I also bought six one gallon Poland Springs bottles of water. Having measured containers really helps when adding two and a half gallons to an unlabeled pot. I didn't need to worry about sanitizing extra measuring containers and I could see exactly what I'd used.

Being indoors, I wasn't going to use my hose-powered wort chiller, lest I soak my Playstation or couch. The recipe suggested filling a sink with ice water to cool down the boil. I'll explain more on that later, but I needed to buy a Ms. Fixit sink stopper to keep the sink filled.

Step 2: Cleaning and Sanitizing

This step is where not having a hose really bites. I had to clean and sanitize everything in my bathtub, which contrary to what you might think is not a very sanitary environment. The soap scum or mildew present in the pipes is exactly the kind of contaminant you want to avoid when brewing. Using the shower (with detachable shower head) was sort of like a low pressure hose, but I had to be super careful not to get anything wet that I had already sterilized.

I eventually worked out a system, but the hardest thing was turning on the water in the tub, switching it to the shower, and controlling the water spray before it could touch anything unwanted. I had about two seconds to snatch the handle before water came out of the shower. With a hose, there is a trigger which prevents this problem, although in the shower I didn't blast myself in the face nearly as much.

My brew pot also left scratch marks in the tub from the graphite handles, but these easily cleaned off. If you have a porcelain tub, clawfooted brass basin, or something fancy you may not want to use it as a giant dish washer. The bathtub is worse in almost every way from washing outdoors except for one thing: there aren't any bugs indoors. Insects can land on your sanitized surfaces outdoors, potentially introducing all kinds of nasty critters into your brew.

I've gone into more boring cleaning in previous posts, so I'll spare you here. Suffice to say, all the processes are the same.

Step 3: The Boil

Jury-rigged solution for the thermometer
Even on an electric stove, this beer came up to temperature very fast. Without the wind messing with my bayou burner or stealing the heat from my pot the temperature rose quickly and evenly. I didn't even get scorching when I added the malt extract. It was super easy to regulate the temperature; the only hitch was that the wort level was so low that my candy thermometer didn't reach it. I had to rig up a hook to hold it in place.

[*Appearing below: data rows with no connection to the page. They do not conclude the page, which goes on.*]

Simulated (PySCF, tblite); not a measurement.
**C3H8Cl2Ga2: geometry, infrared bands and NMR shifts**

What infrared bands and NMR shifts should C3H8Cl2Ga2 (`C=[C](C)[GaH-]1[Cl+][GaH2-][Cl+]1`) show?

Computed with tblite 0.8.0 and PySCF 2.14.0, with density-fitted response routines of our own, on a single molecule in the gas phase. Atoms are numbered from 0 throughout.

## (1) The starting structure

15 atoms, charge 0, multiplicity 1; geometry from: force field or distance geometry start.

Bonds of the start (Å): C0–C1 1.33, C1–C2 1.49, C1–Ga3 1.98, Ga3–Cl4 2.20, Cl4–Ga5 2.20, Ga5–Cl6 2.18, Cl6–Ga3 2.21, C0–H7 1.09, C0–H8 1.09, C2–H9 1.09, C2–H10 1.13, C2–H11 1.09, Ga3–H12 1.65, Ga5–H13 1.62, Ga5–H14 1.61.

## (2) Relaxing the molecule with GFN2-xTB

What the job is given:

Step 4: Cooling and The Transfer

I filled the sink with ice and water prior to ending the boil. I was lucky that when I put the pot in the sink it didn't overflow, but it was close. Surprisingly, all the ice from my ice maker wasn't enough to cool this monster down. I ended up having to run out to buy 2 bags of ice. No harm done though, it came down to temperature and I was able to transfer it easily. Having the pot up in the sink made the siphon work quickly, which isn't normally the case.

I added the extra water, pitched the yeast, and kicked back. Indoor brewing success!